Veteran Observer subeditor and contributor Peter Avis was a dedicated leftwing campaigner and lifelong francophile
Peter Avis, veteran leftwing journalist, broadcaster and long-serving Observer subeditor, died suddenly last week at his home in Brighton. He was 83.
Avis worked his first subediting shift at the Observer in the 1960s and worked for the paper periodically over the next four decades, finally departing in 2003 after 14 years' continuous service. In the 1970s he was a reporter for the Morning Star, ultimately becoming its diplomatic correspondent, and in the 80s edited the journal of the ACTT, the film technicians' union. A lifelong francophile, he spent his last 30 years shuttling between England and France, annually publishing A Taste of Dieppe, a popular guide to the French resort for British tourists, and becoming an honorary citizen and resident of the town. He also worked until the end of his life as London correspondent of l'Humanité, the French leftwing daily. Avis filed news stories and features for the Observer and Guardian until 2012. He was an enthusiastic supporter of the annual Brighton Festival and cultivated his connections in the British labour movement by hosting parties for leading lights of the Labour party whenever its conference was in the town.
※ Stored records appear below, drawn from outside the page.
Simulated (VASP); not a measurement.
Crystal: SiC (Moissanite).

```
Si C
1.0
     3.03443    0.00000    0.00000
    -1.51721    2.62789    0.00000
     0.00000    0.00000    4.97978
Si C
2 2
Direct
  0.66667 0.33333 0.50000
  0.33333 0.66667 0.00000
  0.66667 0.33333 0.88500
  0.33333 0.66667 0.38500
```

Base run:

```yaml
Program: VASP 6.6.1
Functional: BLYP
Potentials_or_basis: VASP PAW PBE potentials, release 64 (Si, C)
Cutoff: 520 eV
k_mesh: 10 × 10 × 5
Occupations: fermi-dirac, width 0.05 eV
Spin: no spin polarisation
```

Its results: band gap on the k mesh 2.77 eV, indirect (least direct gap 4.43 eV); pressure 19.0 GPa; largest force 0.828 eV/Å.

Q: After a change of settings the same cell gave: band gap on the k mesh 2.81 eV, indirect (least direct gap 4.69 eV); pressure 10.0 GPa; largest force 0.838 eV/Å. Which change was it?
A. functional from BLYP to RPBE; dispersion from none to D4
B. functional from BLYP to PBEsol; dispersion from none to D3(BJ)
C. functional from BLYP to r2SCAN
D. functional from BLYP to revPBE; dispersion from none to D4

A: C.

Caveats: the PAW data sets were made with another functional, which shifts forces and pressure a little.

He was a long-standing member of the Communist party, yet in 1989 during Czechoslovakia's "velvet revolution" he marched with the dissidents and was harassed by the police. More recently, he supported the Green party in Brighton.
The Observer's deputy editor, Paul Webster, said yesterday: "Peter was a man of passionately held convictions, who threw himself into everything he cared about – journalism, radical politics, his beloved Dieppe, his many friends and his family. His one-man crusade to burnish links across the Channel, fuelled by endless bonhomie, was characteristic of a much-loved man."